Tamil_digibooks project is used to convert the images of a tamil book into a text file and/or searchable pdf using tessaract.
#Setup
Install docker in Windows/Linux.
After installation of Docker, pull the tamil_img2pdf docker from docker hub by executing the following command in terminal (Linux) or Command Prompt (Window)
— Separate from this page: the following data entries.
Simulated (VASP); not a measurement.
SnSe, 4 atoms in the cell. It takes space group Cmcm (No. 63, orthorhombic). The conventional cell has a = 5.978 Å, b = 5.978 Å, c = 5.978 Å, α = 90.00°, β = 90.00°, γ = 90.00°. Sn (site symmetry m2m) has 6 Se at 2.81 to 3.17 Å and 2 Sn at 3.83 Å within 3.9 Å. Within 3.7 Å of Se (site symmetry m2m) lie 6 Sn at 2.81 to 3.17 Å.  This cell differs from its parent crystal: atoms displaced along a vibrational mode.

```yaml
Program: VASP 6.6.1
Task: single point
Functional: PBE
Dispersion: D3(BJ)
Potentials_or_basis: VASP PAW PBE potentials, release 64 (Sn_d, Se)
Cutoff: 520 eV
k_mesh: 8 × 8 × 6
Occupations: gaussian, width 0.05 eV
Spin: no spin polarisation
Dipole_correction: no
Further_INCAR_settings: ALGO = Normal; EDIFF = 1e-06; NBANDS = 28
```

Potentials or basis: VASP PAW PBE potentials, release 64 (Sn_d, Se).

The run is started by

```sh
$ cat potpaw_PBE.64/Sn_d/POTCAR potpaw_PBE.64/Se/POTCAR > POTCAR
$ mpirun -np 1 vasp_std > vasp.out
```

docker pull docker.io/sksenthil1/tamil_img2pdf:latest
Input folder should have the jpeg image of the tamil book pages.
Input_folder
|
| -- Tamilbook_1
|--page_1.jpg
|--page_2.jpg
| .
| .
|--page_n.jpg
| -- Tamilbook_2
| .
| .
| -- Tamilbook_n
NOTE
-
The input folder should have at least one book folder
-
The name of the book and pages should be written in english
-
The books can also be in the format of zipped folders
Input_folder | | -- Tamilbook_1.zip | -- Tamilbook_2.zip | . | . | -- Tamilbook_n.zip
#Running the script If the input file have multiple tamil_book folders
docker run -it --rm -v <path/to/input/image/folder>:/input_folder -v <path/to/output/empty/folder>:/output_folder --entrypoint "python" docker.io/sksenthil1/tamil_img2pdf:latest create_pdf_from_multiple_folders.py
If the input file have multiple zipped tamil_book folders, add --zipped
to the above command at the end
docker run -it --rm -v <path/to/input/image/folder>:/input_folder -v <path/to/output/empty/folder>:/output_folder --entrypoint "python" docker.io/sksenthil1/tamil_img2pdf:latest create_pdf_from_multiple_folders.py --zipped
Running the above two commands will generate output folder of structure
Output_folder
|
| -- Tamilbook_1
| |- pdfs
| | |--page_1.pdf
| | |--page_2.pdf
| | | .
| | | .
| | |--page_n.pdf
| |- txts
| | |--page_1.txt
| | |--page_2.txt
| | | .
| | | .
| | |--page_n.txt
| |-Tamilbook.pdf
| -- Tamilbook_2
| .
| .
| -- Tamilbook_n
If only one book needs to be converted then,
docker run -it --rm -v <path/to/input/image/folder>:/input_folder -v <path/to/output/empty/folder>:/output_folder --entrypoint "python" docker.io/sksenthil1/tamil_img2pdf:latest create_pdf_from_folder.py
Running the above command will generate
Output_folder
|- pdfs
| |--page_1.pdf
| |--page_2.pdf
| | .
| | .
| |--page_n.pdf
|- txts
| |--page_1.txt
| |--page_2.txt
| | .
| | .
| |--page_n.txt
|-Output_folder.pdf